Photo Courtesy of Middle East Online

U.A.E. Official Attacks Zionism at Saudi Conference

By JOSEPH GOLDSTEIN, Staff Reporter of the Sun | July 18, 2008

MADRID — The Saudi king’s talk of tolerance and moderation notwithstanding, the Jewish state is proving to be a divisive issue at the religious conference that the Saudi monarch has convened here.

The conference, the theme of which is interfaith dialogue, is an effort by the Saudi monarch to foster more cordial relations between imams in his country and Christian and Jewish religious leaders in the West. The conference is also drawing notice because Abdullah, whose kingdom includes the sites of Islam’s two holiest places, denounced religious extremism during his address on Wednesday to the Muslim, Christian, Hindu, Buddhist, and Jewish leaders who are participating in the conference.

Abdullah left Spain after opening the conference and is currently in Morocco. In an apparent effort to keep the Israel-Palestine issue from taking center stage, the Saudis did not include a single Palestinian Arab Muslim leader among the approximately 200 religious figures in attendance, conference participants say. And the one Israeli rabbi in attendance is listed on the program material as an American.

But after a day’s worth of speeches by Christian, Jewish, Muslim, and Hindu leaders, in the middle of the fourth two-hour conference session, a government official from the United Arab Emirates urged Muslim leaders to avoid the company of Zionists.

“We have to distinguish between Judaism and Zionism,” the official, Izzeddin Mustafa Ibrahim, who is listed on the program as an adviser on cultural affairs to the president of the U.A.E., said. “Zionism is a political system. Judaism is a religion.”

He continued: “I can speak to pacifists but not bellicists, who are in favor of war.”

Mr. Ibrahim, a Muslim scholar of Christianity who said he has met with three popes in the interests of Christian-Muslim relations, then continued: “I have only one minute left,” referring to the amount of speaking time allotted to him, and finished off his statements with a broad appeal to begin a “Judaic and Islamic dialogue.”

“I believe it has to start,” Mr. Ibrahim said, referring to such a dialogue.

A New York rabbi, Marc Schneier, then took the lectern but did not directly respond to Mr. Ibrahim’s statements about Zionism. He spoke of outreach efforts in North America between imams and rabbis.

In an interview outside the conference room, however, another New York rabbi denounced Mr. Ibrahim’s remarks “as the same old rhetoric that has led to more hatred and the building of a wall between the Jews and the Muslims for the last 60 years.”

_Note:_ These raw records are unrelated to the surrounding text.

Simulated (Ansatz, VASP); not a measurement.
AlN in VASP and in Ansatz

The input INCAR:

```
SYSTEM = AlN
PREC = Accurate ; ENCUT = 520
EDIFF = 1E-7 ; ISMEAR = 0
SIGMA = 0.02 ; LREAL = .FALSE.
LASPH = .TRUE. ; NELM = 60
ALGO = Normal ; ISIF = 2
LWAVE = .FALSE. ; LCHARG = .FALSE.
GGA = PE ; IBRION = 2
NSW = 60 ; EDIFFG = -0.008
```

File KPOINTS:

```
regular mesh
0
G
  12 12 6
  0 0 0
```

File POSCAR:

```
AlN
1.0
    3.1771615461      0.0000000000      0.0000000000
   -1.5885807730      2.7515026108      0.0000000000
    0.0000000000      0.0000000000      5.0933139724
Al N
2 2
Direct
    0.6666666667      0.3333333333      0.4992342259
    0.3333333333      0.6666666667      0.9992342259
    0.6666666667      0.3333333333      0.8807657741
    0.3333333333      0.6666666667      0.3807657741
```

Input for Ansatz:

“Being anti-Zionist is the new canard for being an anti-Semite,” the rabbi, Jay Rosenbaum of Temple Israel in Lawrence, N.Y., said.

Despite the monarch’s efforts to foster discussion between Muslim clerics and religious leaders of other faiths, Saudi Arabia does not appear likely to embrace religious pluralism on its own soil.

Christians and Jews are forbidden from building houses of worship and from praying in public within Saudi Arabia. One of Saudi Arabia’s most senior religious figures, an imam of the grand mosque in Mecca, Saleh bin Humaid, told The New York Sun that there would be no such change in that policy.

“In the privacy of their home they can worship their God and perform their ritual freely,” the imam said through his translator. “Nobody will be harassed.”

“From a religious point of view, they can’t build a synagogue or a church because it’s a sacred place for Muslims,” Sheik bin Humaid said, referring to the entire country of Saudi Arabia.

In defending the policy, Sheik bin Humaid, who is also speaker of the Shura Council in Saudi Arabia, drew a comparison: “We can’t imagine having a mosque in the Vatican,” he said.